NFS File Share Unresponsive in Storage Cluster.
One of the NFS file shares which is hosting the www static content present on the storage cluster was taking a long time to load the files available on it. This caused the static content to be unavailable on the Atlas web page, the LIR Portal and the RPKI Dashboard.
(all times in UTC)
(May 3, 2024 4:41 AM) Alert from atlas.ripe.net since none of the members were active.
(May 3, 2024 5:20 AM) Investigation points to a fault with the underlying hardware cluster.
(May 3, 2024 6:50 AM) Identified the specific hardware and isolated the server which was hosting the affected file share.
(May 3, 2024 7:18 AM) Maintenance mode is enabled on the isolated host to prevent any recurring disruption.
(May 3, 2024 7:40 AM) Alert closed as all members are back online and static content is available. IT opens a case with the vendor to investigate the issue further.
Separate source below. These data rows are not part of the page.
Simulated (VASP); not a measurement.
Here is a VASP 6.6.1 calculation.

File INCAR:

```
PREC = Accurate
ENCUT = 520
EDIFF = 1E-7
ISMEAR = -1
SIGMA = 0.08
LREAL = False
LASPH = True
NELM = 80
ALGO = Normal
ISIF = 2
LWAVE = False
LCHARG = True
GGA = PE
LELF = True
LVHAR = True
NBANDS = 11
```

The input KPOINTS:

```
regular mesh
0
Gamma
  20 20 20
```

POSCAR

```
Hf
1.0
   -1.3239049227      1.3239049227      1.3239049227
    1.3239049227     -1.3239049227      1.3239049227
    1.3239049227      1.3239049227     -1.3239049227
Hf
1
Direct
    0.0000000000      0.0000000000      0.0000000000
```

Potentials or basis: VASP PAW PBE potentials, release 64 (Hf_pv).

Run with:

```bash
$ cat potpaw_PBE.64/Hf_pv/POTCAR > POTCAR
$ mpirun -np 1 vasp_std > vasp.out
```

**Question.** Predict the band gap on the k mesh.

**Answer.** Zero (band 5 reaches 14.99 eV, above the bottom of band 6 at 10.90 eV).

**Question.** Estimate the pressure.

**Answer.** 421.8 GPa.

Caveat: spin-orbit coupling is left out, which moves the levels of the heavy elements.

An ESXi host experienced a hardware issue which caused the file share to become unresponsive. The issue is being investigated with our supplier.
The affected host was placed into Maintenance Mode to facilitate the migration of all Virtual Machines to a different host. Additionally, the NFS share was migrated to ensure accessibility of static content. Following these migrations, the issue ceased, and static content became available.